Question

Find the projection of \[\vec a\] on \[\vec b\] , if \[\vec a.\vec b = 8\] and \[\vec b = 2\hat i + 6\hat j + 3\hat k\] .

Answer 1

Hint: Any term represented with a one-sided arrowhead on top of it is generally said to be a vector. Vectors possess both direction as well as magnitude. The magnitude of a vector can be found if the vector is expressed in terms of unit vectors in a plane. Magnitude of such a vector is the square root of the sum of squares of the coefficients of unit vectors.

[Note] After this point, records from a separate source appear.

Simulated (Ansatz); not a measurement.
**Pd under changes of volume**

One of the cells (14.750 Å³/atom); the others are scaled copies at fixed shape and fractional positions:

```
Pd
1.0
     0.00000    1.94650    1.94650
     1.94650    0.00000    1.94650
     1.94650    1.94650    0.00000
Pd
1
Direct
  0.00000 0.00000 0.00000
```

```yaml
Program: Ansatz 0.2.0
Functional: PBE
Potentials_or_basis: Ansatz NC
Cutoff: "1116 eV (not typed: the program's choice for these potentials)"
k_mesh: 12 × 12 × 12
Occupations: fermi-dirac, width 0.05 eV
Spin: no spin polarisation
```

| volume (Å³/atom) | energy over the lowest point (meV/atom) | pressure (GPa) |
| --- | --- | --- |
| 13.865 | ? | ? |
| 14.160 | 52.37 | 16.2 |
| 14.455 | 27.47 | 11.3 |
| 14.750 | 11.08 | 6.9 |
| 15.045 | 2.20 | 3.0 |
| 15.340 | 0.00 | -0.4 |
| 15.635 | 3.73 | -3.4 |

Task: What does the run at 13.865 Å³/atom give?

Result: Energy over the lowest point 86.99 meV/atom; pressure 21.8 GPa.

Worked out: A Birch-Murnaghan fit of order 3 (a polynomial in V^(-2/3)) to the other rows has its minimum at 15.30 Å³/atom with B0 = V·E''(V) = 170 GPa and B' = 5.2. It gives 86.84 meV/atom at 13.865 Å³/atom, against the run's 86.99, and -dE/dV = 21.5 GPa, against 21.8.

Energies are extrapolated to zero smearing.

Complete step-by-step answer:
Let us see what we are given from the question;
They have given us two vectors \[\vec a\] and \[\vec b\] .
We are also given a dot product of these vectors \[\vec a\] and \[\vec b\] , it is said to be: \[\vec a.\vec b = 8\] .
Also the vector \[\vec b\] has been represented in this way: \[\vec b = 2\hat i + 6\hat j + 3\hat k\] .
We should remember that $\hat i,\hat j,\hat k$ are unit vectors which are denoted for each direction on the $XYZ$ plane. Vector $\hat i$ is a unit vector along the x-axis, $\hat j$ along the y-axis and $\hat k$ along the z-axis. Unit vectors are those who have their magnitude as $1$.
Now we have an already existing formula for the projection of one vector on the other. Say the vectors under consideration are \[\vec a\] and \[\vec b\] , then the projection of \[\vec a\] on \[\vec b\] is represented as follows:
$ \Rightarrow $Projection of vector \[\vec a\] on the vector \[\vec b\] $ = (\vec a.\vec b) \times \dfrac{1}{{|\vec b|}}$
But to find the value of projection, we need to first find the individual terms that is: \[\vec a.\vec b\] and $\dfrac{1}{{|\vec b|}}$.
From the question, we already have the value of \[\vec a.\vec b = 8\] , so we can keep that term aside.
Next to find the value of $\dfrac{1}{{|\vec b|}}$, we are given the representation of vector $\vec b$ on the XYZ plane.
The representation is \[\vec b = 2\hat i + 6\hat j + 3\hat k\] , and this representation is useful because using this we can easily find the magnitude of the vector $\vec b$.
When we are given a vector say $\vec p$ that is expressed as $x\hat i + y\hat j + z\hat k$, then the formula for its magnitude $|\vec p|$ is given by $\sqrt {{x^2} + {y^2} + {z^2}} $, where $x,y,z$ are the coefficients of $\hat i,\hat j,\hat k$.
In the given vector $\vec b$, the coefficients of $\hat i,\hat j,\hat k$ are $2,6,3$ respectively.
Substituting the values of coefficients of $\hat i,\hat j,\hat k$ into the formula to find the magnitude of the vector $\vec b$
$ \Rightarrow |\vec b| = \sqrt {{2^2} + {6^2} + {3^2}} $
$ \Rightarrow |\vec b| = \sqrt {4 + 36 + 9} $
$ \Rightarrow |\vec b| = \sqrt {49} $
$ \Rightarrow |\vec b| = 7$
Moving on to substituting the values of \[\vec a.\vec b\] and $|\vec b|$ into the formula to find the projection;
$ \Rightarrow $Projection of vector \[\vec a\] on the vector \[\vec b\] $ = (8) \times \dfrac{1}{{(7)}}$
$ \Rightarrow $Projection of vector \[\vec a\] on the vector \[\vec b\] $ = \dfrac{8}{7}$
Therefore the final answer is $ = \dfrac{8}{7}$.
So, the correct answer is “ $ \dfrac{8}{7}$”.

Note: We have understood that when a quantity has both magnitude and direction it is said to be a vector. But if a quantity has only magnitude, and does not indicate direction then it is said to be a scalar quantity. Due to the lack of direction for scalar quantities, it is said to be one dimensional, but vectors having direction can be expressed as multidimensional.